Hi Cosme! How are you man? You still living in Barcelona or did this crazy lifestyle kill you already? Everything is going well, thanks. I’m afraid I’m still alive though – my days are pretty dull and also I’m not living near the city’s centre. I’m 35 minutes away by train. Not crazy at all over there. More on a quieter small village vibe.
You are from Ourense but you had been living in London… and now you moved to BCN. Worst/best things about these places according to skateboarding and the life in general? Ok, Ourense is my hometown and I lived there for the longest time – the best thing is that I know exactly what’s going on at any given moment in all the little corners of town, worst part is that what’s going on in those corners is usually absolutely nothing. Love skating there though, I know all the the spots and it’s super easy to spend the day out not only skating but also revisiting the past. London was definitely easier than I thought it was going to be – I learned to enjoy exactly he other side of things, not knowing anything at all about what’s going and to abandon myself to the immensity of the city. Truly loved it there. Started going by myself to the classic spots and everybody was always nice. Then I met these guys that introduced me to the most perfect curbs just ten minutes away from my place in Peckham, they became real good friends and that spot became home, miss it everyday. Nowadays in Barcelona is kinda weird, I’m getting old so I’m starting to enjoy more the urban exploration aspect of going out skating. I go on solo sessions around here and I have found amazing spots that look like they haven’t been touched. If I venture into the heart of Barcelona is usually to meet friends from back home and chill at a spot. I definitely prefer cruising and exploring by myself. Still trying to get in the right mind frame to not end up becoming a hermit.

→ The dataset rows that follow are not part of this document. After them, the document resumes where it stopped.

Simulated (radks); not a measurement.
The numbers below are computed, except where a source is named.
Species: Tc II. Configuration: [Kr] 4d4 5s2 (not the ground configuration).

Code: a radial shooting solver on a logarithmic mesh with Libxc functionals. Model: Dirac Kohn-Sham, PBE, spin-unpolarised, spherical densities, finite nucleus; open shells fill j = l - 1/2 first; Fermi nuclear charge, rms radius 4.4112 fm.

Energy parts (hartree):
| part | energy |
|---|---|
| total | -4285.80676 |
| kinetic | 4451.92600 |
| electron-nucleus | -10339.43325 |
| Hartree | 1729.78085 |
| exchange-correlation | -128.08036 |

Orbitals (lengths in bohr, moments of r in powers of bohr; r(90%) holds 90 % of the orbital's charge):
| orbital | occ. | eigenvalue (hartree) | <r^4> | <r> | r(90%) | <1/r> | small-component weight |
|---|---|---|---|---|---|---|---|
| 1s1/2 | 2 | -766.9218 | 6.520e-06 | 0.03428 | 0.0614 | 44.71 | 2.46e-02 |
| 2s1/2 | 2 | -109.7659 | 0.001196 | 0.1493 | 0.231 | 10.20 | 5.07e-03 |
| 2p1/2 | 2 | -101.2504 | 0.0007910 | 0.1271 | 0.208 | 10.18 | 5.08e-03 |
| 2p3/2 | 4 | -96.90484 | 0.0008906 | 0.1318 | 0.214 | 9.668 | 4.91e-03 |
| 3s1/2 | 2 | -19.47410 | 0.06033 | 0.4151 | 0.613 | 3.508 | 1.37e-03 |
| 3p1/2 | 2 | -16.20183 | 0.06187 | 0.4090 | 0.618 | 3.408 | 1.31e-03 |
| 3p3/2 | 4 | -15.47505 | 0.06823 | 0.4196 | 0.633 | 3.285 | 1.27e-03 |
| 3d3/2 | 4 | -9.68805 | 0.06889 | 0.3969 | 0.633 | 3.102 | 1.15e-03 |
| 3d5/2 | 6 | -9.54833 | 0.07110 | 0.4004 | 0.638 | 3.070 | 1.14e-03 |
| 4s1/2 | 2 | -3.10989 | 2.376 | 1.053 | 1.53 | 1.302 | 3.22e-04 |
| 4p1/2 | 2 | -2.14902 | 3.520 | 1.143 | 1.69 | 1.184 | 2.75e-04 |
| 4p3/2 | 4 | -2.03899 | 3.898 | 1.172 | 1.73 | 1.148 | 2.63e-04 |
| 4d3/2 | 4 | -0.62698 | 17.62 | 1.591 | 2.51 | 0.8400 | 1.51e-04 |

Working as a freelance illustrator sounds hard. Working in the world of skateboarding sounds impossible. How it all started? Do you remember your first jobs? And maybe do you feel that some of your work is a bit “underrated” in Spain? Not sure that being a freelance illustrator is that hard or difficult. I guess that after Art School that seemed like the logic thing to try. But I knew that it wouldn’t happened right away so I’ve always worked regular jobs in different things while doing small commissions and trying to build a nice portfolio I was happy with. Then I also worked in agencies as a graphic designer which helped me to be more versatile and to have a wider experience of the industry – and, more importantly, confidence. Enough confidence to try and show my stuff to the brands I was interested in working with. I was really lucky that Josh Stewart liked what I sent him and we started talking about developing a deck graphic for Theories first and then some more stuff for Hopps and Traffic and that was it, we got along pretty well and kept working together since.
Spirit Quest the masterpiece of Colin Read is on the top of my favorite skateboarding videos of all time. You made the animations that looks like Colin and you had a fully creative connection as if you had read his mind. Can you tell us how you lived those days and how you see everything now after all this time? Oh, thank you very much, I appreciate it – I’ll let Colin know. Well, by the end of the project we both were absolutely connected, but that took some time. I remember I had just moved to London and was sleeping on my friends living room in Camberwell when he got in touch and told me about the overall concept. We started working on the animations soon after and kept going back and forth for a whole year. He knew exactly what he wanted and how he wanted it, everything was super clear in his head. But it wasn’t easy to fully grasp, I felt the same way that the skaters in the video felt while filming, most didn’t understand what Colin was going for but trusted his judgement anyway.
My main fear was for the animations to get in the way of the skating and distract from it. Once we found the proper way to do it then the process became pretty straight forward. Lots of hours but worth it. Definitely feels like a blur now. Best part was meeting Colin at the London premiere and watching it for the first time. I knew it was gonna be something good skating wise from the clips I had worked with but it blew me away nonetheless. Definitely a very special project and I’m really happy for been able to contribute a small part to it.
How was the premiere of Spirit Quest and how did you feel the feedback of the spectators? It was honestly amazing – but I’m talking about the London one. Not the actual premiere in NYC some days before. Colin travelled to a lot of places that September and the first stop was London. I had to travel back to Galicia for a few months and just got back to London around the same time. So it was a mix of feelings, not only it was great finally meeting Colin for the first time but also meeting again my friends from London and other Spanish friends that lived there.
I knew it was gonna be something good skating wise from the clips I had worked with but it blew me away nonetheless. Definitely a very special project and I’m really happy for been able to contribute a small part to it. Venue was packed and honestly I was a little nervous. But once the thing started I was in awe just like everybody else there. Cheering the editing as much as the skating. Also during the interlude pause the Isle boys surprised Chris Jones turning him pro and the place went crazy. All in all an amazing night in Hoxton.
Are you working in a big project right now? Or you want to keep it secret? Nothing secret, just the usual stuff I’ve been doing for Theories of Atlantis for some time now – working on new graphics for the next seasons of Traffic and Theories brand, also just finished the titles for a Dialtone clip that should be about to come out. Some commercial animation stuff as well and I dunno, that’s basically it for the next month.
Thanks for everything Cosme! It’s a pleasure to have an artist like you among these weird pages. Now you got the super-power of the last words of your interview! Many thanks to you Rafa, my pleasure. Keep it weird!